The Slovenia Times

NKBM Boss Advocates Private Ownership for Bank


Hauc reiterated that the bank was bent on selling its 51% share in ZM, announcing that the procedure was being conducted as planned. In addition to the proceeds from that sale, the bank also plans to conduct a CoCo bond issue in a bid to solidify its capital adequacy in the face of losses stemming from bad loans issued in the past.

"If we successfully carry out the sale of ZM and the repurchase of the subordinated debt [through the issue of the CoCo bonds], there will be no need for a fresh capital injection," said Hauc in presenting the bank's efforts to shore up its capital base without state assistance.

"We will be doing everything in our power to ensure that capital adequacy is provided without burdening our biggest owner, the state," said Hauc about the bank's plans.

Hauc indicated that this strategy was part of his vision of promoting private ownership for the bank. "I would personally want to see NKBM solidify its ownership with private investors; after all, the state has already decided it wants to keep just 25% plus a share in the bank.

"This would be beneficial for the bank, as dispersed ownership would contribute to better development, profitability and success. I'm not saying the state is a bad owner, but private investors pursue certain goals that would spur the bank to be even more successful.

"Perhaps in the future the bank would not even hold on to the 25% stake, but would rather hand over the bank to private investors for a suitable price."

Asked whether his vision of private ownership for the bank included Russian capital, Hauc said that all investors were welcome. "We have carried out a number of visits to existing and potential shareholders at home, in Poland and in Russia. We have very good contacts with investors and all newcomers are welcome.

"During the recent visit to Moscow we established many contacts with financial institutions, which have expressed a certain interest in working with us. It is also true that the bank will become more appealing when it will be cleaned of bad claims and provided with capital adequacy."

In this respect it is essential that that bad bank law is implemented as soon as possible, he said, adding that the threat of a referendum against the bad bank law "only hurts the state and the banks."

"If Germany, Ireland and others opted for a bad bank, this model surely cannot be bad," said Hauc, who said that a defeat of the bad bank law in a referendum would result in further downgrades in Slovenia's credit ratings, which would subsequently lead to even higher interest rates.

Defending the decision to exclude first-buy rights to existing shareholders in the event of a fresh share issue, Hauc said that the goal is not to exclude existing shareholders but to speed up the process given the low interest in participating in a fresh share issue among existing shareholders.

"This is the reason we decided on the capital injection by private placement...What the small shareholders are proposing would require a public offering, which would stretch out the procedure and would also put the effectiveness of the capital injection in doubt. Our proposal does not envisage a mass capital injection, but a capital injection of EUR 50m, which is much smaller than the previous capital injection."
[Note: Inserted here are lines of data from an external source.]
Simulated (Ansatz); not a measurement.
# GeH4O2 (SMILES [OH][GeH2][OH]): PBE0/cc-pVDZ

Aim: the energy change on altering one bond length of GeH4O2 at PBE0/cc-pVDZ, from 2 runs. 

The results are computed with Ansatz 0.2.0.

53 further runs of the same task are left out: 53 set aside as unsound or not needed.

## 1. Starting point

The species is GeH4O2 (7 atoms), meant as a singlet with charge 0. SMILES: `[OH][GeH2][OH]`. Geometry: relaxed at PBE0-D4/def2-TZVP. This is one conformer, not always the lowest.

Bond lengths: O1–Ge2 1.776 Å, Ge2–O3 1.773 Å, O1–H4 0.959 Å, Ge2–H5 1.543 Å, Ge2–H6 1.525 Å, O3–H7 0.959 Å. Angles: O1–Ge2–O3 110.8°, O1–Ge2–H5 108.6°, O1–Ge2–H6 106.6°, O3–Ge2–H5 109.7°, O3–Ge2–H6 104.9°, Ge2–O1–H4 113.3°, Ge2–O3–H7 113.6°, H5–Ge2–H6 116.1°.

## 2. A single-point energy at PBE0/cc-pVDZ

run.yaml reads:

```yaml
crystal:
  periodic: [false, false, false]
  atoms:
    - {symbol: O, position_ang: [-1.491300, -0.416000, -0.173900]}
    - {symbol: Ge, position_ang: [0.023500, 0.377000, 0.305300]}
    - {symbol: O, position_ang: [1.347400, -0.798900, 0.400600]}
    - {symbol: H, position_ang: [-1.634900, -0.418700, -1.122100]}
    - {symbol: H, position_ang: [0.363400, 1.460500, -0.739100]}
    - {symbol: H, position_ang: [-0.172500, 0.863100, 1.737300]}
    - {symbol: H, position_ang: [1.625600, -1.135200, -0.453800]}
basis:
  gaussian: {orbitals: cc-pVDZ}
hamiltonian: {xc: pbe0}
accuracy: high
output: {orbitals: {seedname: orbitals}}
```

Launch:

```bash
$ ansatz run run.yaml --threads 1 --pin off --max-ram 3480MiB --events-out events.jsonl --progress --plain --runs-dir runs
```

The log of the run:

Meanwhile, Hauc admitted that the bank would not be selling ZM, one of its most profitable assets, were it not for the ongoing write-downs stemming from bad loans. But he added that this was the best solution for the shareholders given the bank's current position.

"What is truly important is that the bank focuses on its core activity and optimises the group in a way that will allow it to achieve maximum synergies with its subsidiaries," said Hauc, adding that this would "require a thorough overhaul of the group's development philosophy".

"We will not have as many companies with as many activities as we have now. The bank will be leaner, as will the group as a whole. But what remains will, in our opinion, bring better returns and greater efficiency."

Downplaying the power of local interests in preventing the sale of ZM, Hauc said that the sale was entering its final stage and that, barring unexpected setbacks, the conclusion of a deal could be expected in the coming weeks without providing additional details.

Asked about what assets the group may decide to sell in the future, Hauc said the NKBM was examining the possibilities in the area of leasing, foremost possibilities for an alternative group structure.

"We own three leasing companies - KBM Leasing, Gorica Leasing, KBM Leasing Hrvška - and we are examining the best business models for continuing to pursue this activity. However, we're not considering selling any of these parts of the group."

This includes retaining its interests in Credy Banka from Serbia and Adria bank from Vienna. "These assets were acquired with the purpose of expanding our market share in the region."

Hauc also touched on the audit of deals conducted by previous management boards, saying that a report should be ready in January. Based on the report, the current management will take decisions, including by launching lawsuits against responsible parties should illegal activities or damage to the bank be established.

Asked about possible lay-offs at the bank, Hauc would not go into details, but to say that "everyone will have to tighten their belts". "The bank is intensively working on a fitness programme of reducing costs across all areas. There will by all means be a cut in the number of employees, but I cannot speak about the exact numbers."